Rival banks eye Royal Bank of Scotland's US retail division Citizens Bank: report
06 Aug 2012
Several rival banks are planning to bid for Royal Bank of Scotland's US retail division Citizens Bank, which could fetch the UK government bailed out bank around £10 billion.
Itau Unibanco, one of Brazil's biggest banks, and Canada's TD Bank are among those reported to be bidding for the Rhode Island-based bank that has 1,500 branches across 12 states in the US, the Sunday Times yesterday reported.
Others who would show interest in Citizens could be Bank of America Merrill Lynch, JP Morgan Chase, and other foreign banks, said the report.
Stephen Hester, CEO of RBS CEO, recently dispelled rumours that the bank has put Citizen on the block, but the sale could help the bank to buy back part of the government's stake and ease pressure from the UK politicians to sell off its US assets in order to increase lending in the UK.
RBS is 83-per cent owned by the UK government after it received the £45.5 billion ($70 billion) bailout - the biggest bailout of any bank in the world - during the global financial crisis in 2008.

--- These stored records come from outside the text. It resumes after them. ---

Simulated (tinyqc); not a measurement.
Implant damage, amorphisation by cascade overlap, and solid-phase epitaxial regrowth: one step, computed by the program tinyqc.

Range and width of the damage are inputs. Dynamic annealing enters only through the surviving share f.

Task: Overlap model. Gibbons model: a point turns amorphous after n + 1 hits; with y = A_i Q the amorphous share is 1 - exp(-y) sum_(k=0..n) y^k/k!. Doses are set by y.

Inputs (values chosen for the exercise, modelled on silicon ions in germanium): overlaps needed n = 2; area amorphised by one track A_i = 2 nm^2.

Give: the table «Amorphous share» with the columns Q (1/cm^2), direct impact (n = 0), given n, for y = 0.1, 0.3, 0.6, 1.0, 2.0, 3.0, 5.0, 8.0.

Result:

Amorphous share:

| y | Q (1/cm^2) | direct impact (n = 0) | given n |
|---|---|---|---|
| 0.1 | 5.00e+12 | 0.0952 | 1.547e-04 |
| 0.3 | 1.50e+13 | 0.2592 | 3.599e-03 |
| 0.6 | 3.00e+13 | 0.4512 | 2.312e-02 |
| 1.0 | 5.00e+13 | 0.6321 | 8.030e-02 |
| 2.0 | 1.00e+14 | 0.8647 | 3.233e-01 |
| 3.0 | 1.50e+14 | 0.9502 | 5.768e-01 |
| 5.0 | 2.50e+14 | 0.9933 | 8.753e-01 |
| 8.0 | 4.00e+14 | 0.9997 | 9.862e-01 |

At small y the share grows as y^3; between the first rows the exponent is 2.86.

It has since cut thousand of jobs, sold several assets, including its aircraft-leasing business, its Galaxy Pub Estate that had 918 pubs in the UK, a controlling 80.01-per cent interest in its credit-card unit Global Merchant Services, 318 branches in the UK and Wales among others.
Citizens, one of the most lucrative assets of the Edinburgh, Scotland-based bank has a £75 billion loan book and reported operating profits of £479 million in 2011.